You may be familiar with the async-await from other languages, such as JavaScript or C#. Rust's version of the feature is similar, but with a few key differences.
To use async-await, you start by writing async fn instead of fn:
async fn first_function() -> u32 { .. }
Unlike a regular function, calling an async fn doesn't do anything
to start -- instead, it returns a Future. This is a suspended
computation that is waiting to be executed. To actually execute
the future, you have to use the .await operator:
async fn another_function() {
// Create the future:
let future = first_function();
// Await the future, which will execute it (and suspend
// this function if we encounter a need to wait for I/O):
let result: u32 = future.await;
...
}
This example shows the first difference between Rust and other
languages: we write future.await instead of await future. This
syntax integrates better with Rust's ? operator for propagating
errors (which, after all, are very common in I/O). One can simply
write future.await? to await the result of a future and propagate
errors. It also has the advantage of making method chaining painless.
Zero-cost futures
The other difference between Rust futures and futures in other languages is that they are based on a "poll" model, which makes them zero cost. In other languages, invoking an async function immediately creates a future and schedules it for execution: awaiting the future isn't really necessary for it to execute. But this implies some overhead for each future that is created.

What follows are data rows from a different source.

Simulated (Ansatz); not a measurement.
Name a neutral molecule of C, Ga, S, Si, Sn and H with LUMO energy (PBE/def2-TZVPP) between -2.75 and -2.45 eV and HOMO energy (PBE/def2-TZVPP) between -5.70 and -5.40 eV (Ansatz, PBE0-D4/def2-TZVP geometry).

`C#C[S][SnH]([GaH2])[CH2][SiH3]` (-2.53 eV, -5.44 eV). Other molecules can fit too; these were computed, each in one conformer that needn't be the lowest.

In contrast, in Rust, calling an async function does not do any scheduling in and of itself, which means that we can compose a complex nest of futures without incurring a per-future cost. As an end-user, though, the main thing you'll notice is that futures feel "lazy": they don't do anything until you await them.
If you'd like a closer look at how futures work under the hood, take a look at the executor section of the async book, or watch the excellent talk that withoutboats gave at Rust LATAM 2019 on the topic.
Summary
In summary, if you've an interest in using Async I/O in Rust, this is a very exciting time! With async-await syntax hitting stable in November, it's going to be easier than ever to write futures (in particular, if you tried using the combinator-based futures in the past, you'll find async-await integrates much better with Rust's borrowing system). Moreover, there are now a number of great runtimes and other libraries available in the ecosystem to work with. So get out there and build stuff!
(Oh, yeah, and please file bugs when you hit confusing or surprising problems, so we can improve the user experience!)